No, one’s saying anything. That’s an elephant in the room, but the mouse in the room is any feeling you’re having any thought you’re having or any body sensation. Um, that has not been named that’s that’s a mouse and it could be quite subtle and I’ll give any. And when we start artfully naming these mice, and I say, artfully, cause you do it the wrong way.

You can cause trouble. The other person gets to know the real you, and this moment not, this is what I loved when I was a kid or I love ice cream. No, in this moment, this is what’s happening for me right now. That’s unusual. Most of us don’t relate in present moment awareness. So naming mice is a way to do that.

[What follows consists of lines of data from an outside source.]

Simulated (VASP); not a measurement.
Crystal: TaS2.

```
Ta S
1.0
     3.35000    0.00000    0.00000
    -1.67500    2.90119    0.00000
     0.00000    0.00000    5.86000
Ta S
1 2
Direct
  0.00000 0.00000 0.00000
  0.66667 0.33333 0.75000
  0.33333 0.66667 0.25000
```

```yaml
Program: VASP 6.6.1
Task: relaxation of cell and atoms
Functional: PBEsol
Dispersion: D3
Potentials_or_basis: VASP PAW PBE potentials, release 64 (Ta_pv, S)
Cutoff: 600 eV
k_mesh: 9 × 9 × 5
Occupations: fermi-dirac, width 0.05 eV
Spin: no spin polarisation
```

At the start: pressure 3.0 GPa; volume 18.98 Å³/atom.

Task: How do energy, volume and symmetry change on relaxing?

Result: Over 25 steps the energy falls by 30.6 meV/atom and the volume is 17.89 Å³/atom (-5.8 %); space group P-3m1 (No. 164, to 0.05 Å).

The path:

Hey, I notice as I’m with you, this is what I’m feeling. I’m feeling some excitement I noticed as I hear your story, I feel some sadness and some concern. So we start to be relational. And an example that came to mind is when I was once sitting with. Canfield at a luncheon. And even that took something like, how do you sit next to Jack when they’re 150 people wanting to sit next to Jack?

Well, this was accidental, but it’s a great tip. If you ever want to use it listeners, I was chatting with him and they called us. And I had to go to the bathroom and I wanted to follow up with Jack and sit, sit next to him. And I just said, as I went, look, I got to go to the bathroom. Would you save me a seat?

Come on. So then when I got back, he’d had to turn 10 people away from the seat next to him. Cause he was saving it for me. So now I’m sitting with Jack and we’re talking about. I screwed up some courage. And I said, look, I wonder if you would consider writing the foreword to my book, but here’s where the transparent pot came in.

I felt a little off about it because I’d also was pitching Richard Branson. And if Richard said, yes, I was going to go with him. So I said, I screwed up my courage and I named a mouse. I said, Jack, and I just want to be transparent. I have asked Richard Branson. And if he says. I’ll go with him. And I know this is a big, bold request.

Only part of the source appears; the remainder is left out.